When I was a little girl I loved to visit extended family on the weekends. I frequently invited myself to the homes of my Grandparents, aunts, uncles and cousins—sometimes for a break from my sisters, sometimes for a change of scenery, and sometimes just because I love being with them. One of my aunts lived in Washington D.C., so it was special to be able to visit her—especially when one had the chance to visit her alone. When I was a guest in her home, she would fling open the bedroom door each morning and burst into song: “Rise and shine and give God your glory, Glory!” Then she’d say, “Good morning, Morning Glory!” Only Aunt Judy could get away with this exuberant a wakeup call. When I read the opening words of this text, I was reminded of Aunt Judy’s wakeup call and her cheerful invitation to face the dawn of a new day.

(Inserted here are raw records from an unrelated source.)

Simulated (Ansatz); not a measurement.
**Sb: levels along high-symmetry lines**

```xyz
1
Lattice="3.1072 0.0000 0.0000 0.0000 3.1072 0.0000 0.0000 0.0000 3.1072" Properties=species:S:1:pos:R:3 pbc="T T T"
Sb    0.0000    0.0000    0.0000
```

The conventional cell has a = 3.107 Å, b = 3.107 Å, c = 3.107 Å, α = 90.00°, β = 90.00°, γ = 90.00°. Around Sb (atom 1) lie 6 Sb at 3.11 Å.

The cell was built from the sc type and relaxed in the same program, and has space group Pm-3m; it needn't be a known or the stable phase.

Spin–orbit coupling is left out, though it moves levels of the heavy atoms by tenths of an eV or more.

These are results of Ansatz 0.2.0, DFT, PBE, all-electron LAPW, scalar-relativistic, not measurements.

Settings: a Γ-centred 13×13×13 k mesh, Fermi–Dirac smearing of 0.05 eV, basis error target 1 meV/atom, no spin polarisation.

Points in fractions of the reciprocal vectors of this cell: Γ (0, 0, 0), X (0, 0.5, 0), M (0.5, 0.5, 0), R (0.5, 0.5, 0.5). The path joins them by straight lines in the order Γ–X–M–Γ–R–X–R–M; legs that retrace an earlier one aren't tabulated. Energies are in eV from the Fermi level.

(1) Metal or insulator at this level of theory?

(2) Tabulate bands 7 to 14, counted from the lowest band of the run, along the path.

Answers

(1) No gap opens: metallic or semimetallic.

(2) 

Although an odd connection, it seems somehow fitting, as this morning’s text serves as a wakeup call of its own. The words of the prophet invite God’s people to get up, open their eyes and see that God is doing something new. Written to a people devastated by the political and social situation in which they live, the prophet issues a word of hope, and proclaims that a new day is dawning— for them and for all of creation.
If you’ve studied the book of Isaiah, you might already know that it was written over time, during the long season of Babylonian exile in the middle of the 6th century BCE. The temple in Jerusalem has been destroyed, the Davidic dynasty overthrown, and God’s people have been scattered and separated. They are a living in an uncomfortable place, as a people with no social, political or spiritual home. They are trying to cling to their experience of identity and to any vestiges of community they can find in the midst of both internal and literal displacement.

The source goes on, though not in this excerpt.